Definition
The burdened labor rate (also “fully loaded” or “all-in” rate) is the total cost per hour of employing a worker, including wages, payroll taxes, workers’ comp, benefits, and a share of company overhead. It is the rate you should use when costing jobs and bidding so that labor is fully recovered.
Why It Matters
Using only the base wage understates true labor cost. Payroll taxes, insurance, and benefits can add 25–40% or more. Bidding on wage alone leads to under-pricing. The burdened rate ensures that when you charge labor to a job, you are capturing the full cost of that hour.
Field Example
Base wage $28/hr. With payroll taxes, workers’ comp, and benefits, the burdened rate is $38/hr. A job that uses 100 hours of this labor should be charged $3,800 in labor cost, not $2,800. The estimator uses $38/hr (or a blended rate for a crew) when building the bid.
Calculation / Formula (if applicable)
Burdened rate = Base wage + (Payroll taxes + Workers’ comp + Benefits + Allocable overhead) ÷ Billable or productive hours.

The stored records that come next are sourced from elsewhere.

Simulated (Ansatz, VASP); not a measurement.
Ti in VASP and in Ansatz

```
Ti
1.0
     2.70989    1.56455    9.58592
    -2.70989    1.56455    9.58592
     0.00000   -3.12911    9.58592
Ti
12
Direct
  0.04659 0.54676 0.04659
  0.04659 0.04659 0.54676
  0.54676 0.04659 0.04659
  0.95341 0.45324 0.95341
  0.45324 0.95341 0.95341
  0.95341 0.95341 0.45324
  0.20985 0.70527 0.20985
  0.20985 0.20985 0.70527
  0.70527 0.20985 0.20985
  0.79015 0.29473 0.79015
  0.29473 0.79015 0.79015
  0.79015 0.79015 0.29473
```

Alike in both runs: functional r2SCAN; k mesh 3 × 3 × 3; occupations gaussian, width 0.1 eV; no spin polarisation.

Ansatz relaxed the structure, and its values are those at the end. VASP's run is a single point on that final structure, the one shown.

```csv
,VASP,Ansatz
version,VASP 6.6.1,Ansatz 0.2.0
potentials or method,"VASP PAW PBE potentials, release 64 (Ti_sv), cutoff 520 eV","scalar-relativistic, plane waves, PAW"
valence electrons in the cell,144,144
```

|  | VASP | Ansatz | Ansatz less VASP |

Often simplified as: Burdened rate = Base wage × (1 + burden factor) where burden factor might be 0.25–0.45.
Software Application
Allow defining burdened rates by worker, crew, or role. Use burdened rate (not just wage) when posting labor to jobs and when generating labor cost reports. Support multiple rates (e.g., overtime) and optional overhead allocation to labor.
Tooltip Version
Burdened labor rate is the full cost per hour of an employee—wages plus taxes, insurance, benefits—used so job cost and bids reflect true labor cost.